# New Perger Tamper



## aaronb (Nov 16, 2012)

Matt Perger has released a new tamper:

https://baristahustle.com/tamper/

I like the price point. I don't really like the look.


----------



## Missy (Mar 9, 2016)

It's... Plastic.

Classy.


----------



## The Systemic Kid (Nov 23, 2012)

Who's going to be the first.....?


----------



## The Systemic Kid (Nov 23, 2012)

Looks like something Alessi would come up with. Could be a winner.


----------



## coffeechap (Apr 5, 2012)

It looks cheap


----------



## GCGlasgow (Jul 27, 2014)

I think it looks quite good, not sure how the lighter weight will feel. Does it just come in white, black might look better.


----------



## fluffles (Sep 4, 2012)

At 58.4mm is it really going to be a tight fit for VSTs?


----------



## The Systemic Kid (Nov 23, 2012)

fluffles said:


> At 58.4mm is it really going to be a tight fit for VSTs?


In a word, no.


----------



## Deejaysuave (Jan 26, 2015)

Never a great sign when the first point noted is "Affordable"


----------



## garydyke1 (Mar 9, 2011)

I would wait for a mk2 heavier, razor edged, 58.5 version which addresses the issues of the first one









But seriously it would be interesting to have one side by side a pergtamp. Puck suction is the only negative I am aware of


----------



## Phobic (Aug 17, 2016)

Interesting idea, decent precision + price point, could do well.
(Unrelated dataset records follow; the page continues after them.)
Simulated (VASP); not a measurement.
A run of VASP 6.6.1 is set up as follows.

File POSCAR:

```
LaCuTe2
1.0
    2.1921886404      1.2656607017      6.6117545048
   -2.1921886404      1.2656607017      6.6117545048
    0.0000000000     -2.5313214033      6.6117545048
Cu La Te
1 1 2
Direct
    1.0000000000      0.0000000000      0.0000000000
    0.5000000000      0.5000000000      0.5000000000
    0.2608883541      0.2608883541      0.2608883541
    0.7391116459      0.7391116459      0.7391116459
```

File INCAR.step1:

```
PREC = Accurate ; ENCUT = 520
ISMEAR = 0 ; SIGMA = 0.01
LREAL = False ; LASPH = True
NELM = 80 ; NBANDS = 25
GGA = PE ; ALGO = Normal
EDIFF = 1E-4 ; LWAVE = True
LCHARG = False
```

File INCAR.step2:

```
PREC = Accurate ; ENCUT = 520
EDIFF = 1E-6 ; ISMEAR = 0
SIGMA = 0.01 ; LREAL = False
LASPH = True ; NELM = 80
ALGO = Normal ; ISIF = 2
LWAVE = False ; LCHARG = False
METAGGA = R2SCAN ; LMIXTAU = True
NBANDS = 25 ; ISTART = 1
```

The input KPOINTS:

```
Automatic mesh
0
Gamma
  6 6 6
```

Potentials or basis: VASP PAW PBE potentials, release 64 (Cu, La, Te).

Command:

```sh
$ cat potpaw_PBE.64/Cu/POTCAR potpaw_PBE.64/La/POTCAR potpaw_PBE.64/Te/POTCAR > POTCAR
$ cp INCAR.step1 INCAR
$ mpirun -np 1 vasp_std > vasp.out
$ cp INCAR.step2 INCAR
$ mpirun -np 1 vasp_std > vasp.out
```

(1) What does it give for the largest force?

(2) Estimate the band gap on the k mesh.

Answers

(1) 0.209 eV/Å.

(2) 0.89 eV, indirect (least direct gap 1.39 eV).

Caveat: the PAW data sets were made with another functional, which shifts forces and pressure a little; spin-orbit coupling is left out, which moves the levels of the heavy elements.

it's really light though! I like something I'm afraid of dropping on the floor in case it cracks a tile....


----------



## Stevie (Nov 18, 2015)

I'll likely order this.

It's sort of a total rethink of a tamper. We expect them to be X, Y, Z and this is A, B, C. I quite like its simplicity, and as a professional barista think the lightweight design could be good if you're tamping 200-400 times a day!


----------



## Grahamg (Oct 24, 2013)

Not in white I wouldn't.


----------



## Phil104 (Apr 15, 2014)

White is the new orange, which was the new black, which was the new blue. I'm very happy with my Push tamper but I'll still be fascinated to read how this one performs in the basket.


----------



## Thecatlinux (Mar 10, 2014)

Clever idea


----------



## Xpenno (Nov 12, 2012)

Seems strange, the double flange reduces the vacuum but do you even get much of a vacuum on a 58.4mm tamper? Other than that it seems to be a tamper...


----------



## urbanbumpkin (Jan 30, 2013)

I'd be interested in hearing from someone who's tried using one.


----------



## steveholt (Jan 6, 2016)

I've ordered as an Xmas present to myself.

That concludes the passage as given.